1. Learn to organize a machine learning project using a professional directory structure and clean workflow practices.

2. Understand binary classification with logistic regression, including loss functions, decision boundaries, and model interpretation.

3. Apply grid search to optimize logistic regression parameters and visualize decision boundaries and probability distributions.

4. Explore multi-class classification using one-vs-rest logistic regression with the Palmer Penguins dataset, and compare it to direct multi-class approaches.

**This assignment is due by 11:59 p.m. Friday September 19,** and should be uploaded into the appropriate "Homework" submission folder on D2L.  Submission instructions can be found at the end of the notebook.


**📚 Preparation:** Read Chapter 3 of the textbook and complete the following assignment

---

## Problem 1: Project Organization and Workflow (20 points)

The goal of this problem is to organize your machine learning project in a structured, professional manner. **Project organization is absolutely critical** in data science work as it enables reproducibility, facilitates collaboration with team members, maintains clean and efficient workflows, and most importantly, **allows for easy sharing and handoff of your work** to colleagues, stakeholders, or the broader community. A well-organized project can be understood and utilized by others without extensive explanation, making your work truly impactful and professional.

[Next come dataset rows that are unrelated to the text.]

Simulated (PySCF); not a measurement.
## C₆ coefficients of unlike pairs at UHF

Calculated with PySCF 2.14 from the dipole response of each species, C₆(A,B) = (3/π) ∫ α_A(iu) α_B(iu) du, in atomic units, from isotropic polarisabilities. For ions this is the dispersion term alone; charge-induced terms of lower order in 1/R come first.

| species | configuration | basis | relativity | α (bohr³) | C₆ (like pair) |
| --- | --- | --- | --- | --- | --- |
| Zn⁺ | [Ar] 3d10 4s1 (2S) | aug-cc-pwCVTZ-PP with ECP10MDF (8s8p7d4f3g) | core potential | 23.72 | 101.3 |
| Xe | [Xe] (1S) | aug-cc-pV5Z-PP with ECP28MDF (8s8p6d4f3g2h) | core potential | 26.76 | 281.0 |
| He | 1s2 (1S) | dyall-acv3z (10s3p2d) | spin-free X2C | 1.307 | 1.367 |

**Important Note:** There is no single "correct" way to organize data science projects - folder structures and organization patterns often depend on the specific task, team preferences, project complexity, and organizational standards. However, consistency and logical structure are always essential. For this assignment, we have chosen a particular organizational structure that represents common industry practices and will help you develop good organizational habits that you can adapt to different contexts throughout your career.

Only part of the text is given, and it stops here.